Harvard Black Commencement is a chance to celebrate students' families, organizers say
Student organizers helped put together Harvard's first universitywide grad school Black Commencement, to take place May 23.
Harvard University's Widener Library.
Harvard University's Widener Library.
Kristin Turner knows that her graduation from Harvard University will be an exciting, emotional moment not just for her, but for her entire family — and luckily, they’ll get the chance to see her cross the stage twice.
Two days before the school’s official commencement, Turner will participate in Harvard’s first universitywide Black Commencement for graduate students.

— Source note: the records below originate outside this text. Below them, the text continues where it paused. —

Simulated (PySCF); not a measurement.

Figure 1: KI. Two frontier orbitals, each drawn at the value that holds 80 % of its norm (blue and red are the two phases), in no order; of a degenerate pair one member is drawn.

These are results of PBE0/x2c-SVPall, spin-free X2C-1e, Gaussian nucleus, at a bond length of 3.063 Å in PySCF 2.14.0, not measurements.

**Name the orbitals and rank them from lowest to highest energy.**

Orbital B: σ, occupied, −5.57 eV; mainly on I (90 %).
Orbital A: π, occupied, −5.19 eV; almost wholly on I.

Turner, a Harvard Law School student and president of the Harvard Black Law Students Association, helped organize the event, called Black Commencement 2017.
“It’s an opportunity to create space for typically underrepresented students who have definitely achieved so many things,” she said. “It’s an opportunity to celebrate ourselves while paying homage to the village that contributed to our success.”
That sentiment, that it "takes a village," is important for Turner to acknowledge. Turner’s parents, grandparents, uncle, cousin and friends from high school are heading to Cambridge early to attend the Black Commencement.
The event on May 23 may even be more emotional and meaningful than Harvard’s 366th Commencement on May 25, she said, because it’s truly an event for her family.
“For the older members of our family, there’s this idea of having a lineage that connects themselves to slaves, but also having descendants now coming out of Harvard,” she said. “That’s more meaningful than we can really grasp in words.”
The event will start with a spoken-word performance and will feature four student keynotes, two Harvard Black Legacy Awards and a stoling ceremony, where students will walk across the stage, shake hands with their school’s dean and don a stole made of African kente cloth.
“The African kente cloth is meant to be a physical representation of our shared heritage, shared victories and of our community we’re hoping to build as black Harvard professionals and black Harvard alumni,” said Courtney Woods, another organizer and one of the keynote speakers.
“The cloth is a way to honor those who couldn't be here with us but made us being here possible,” she added.
Though this event is a first for Harvard grad schools, it’s not a new concept. Harvard College has had a black commencement in the past, and black ceremonies have been held at Stanford University, University of Washington and more.
Turner said that she had what was called a “black grad” when she got her undergraduate degree at the University of Southern California, so it just made sense to have one for graduate school.
Still, as news of the ceremony has spread, there’s been some backlash. Comments on articles asked, "What if white students did this?" A Washington Times editorial called it a “racially segregated” ceremony.
But organizers assure it’s not meant to be separatist. “It was never created to be exclusionary,” Turner said. “If anything, it was created to fill a gap that we saw and to be as inclusive as possible.”
More than 200 students and about 800 guests are expected at Black Commencement, which will be held at Harvard Law School’s Holmes Field. That includes students, staff and faculty who aren’t black, Woods said, who wanted to show their support. The university’s administration was very helpful, organizers said, especially Lisa Coleman, Harvard’s chief diversity officer.
“We definitely want to note that all are welcome to attend the ceremony, whether student, staff faculty member, fellow, everyone,” Woods said. “Maybe you don't identify with African diaspora, maybe you don't understand, but you’re coming for the opportunity to understand and to share with us this moment of glory.”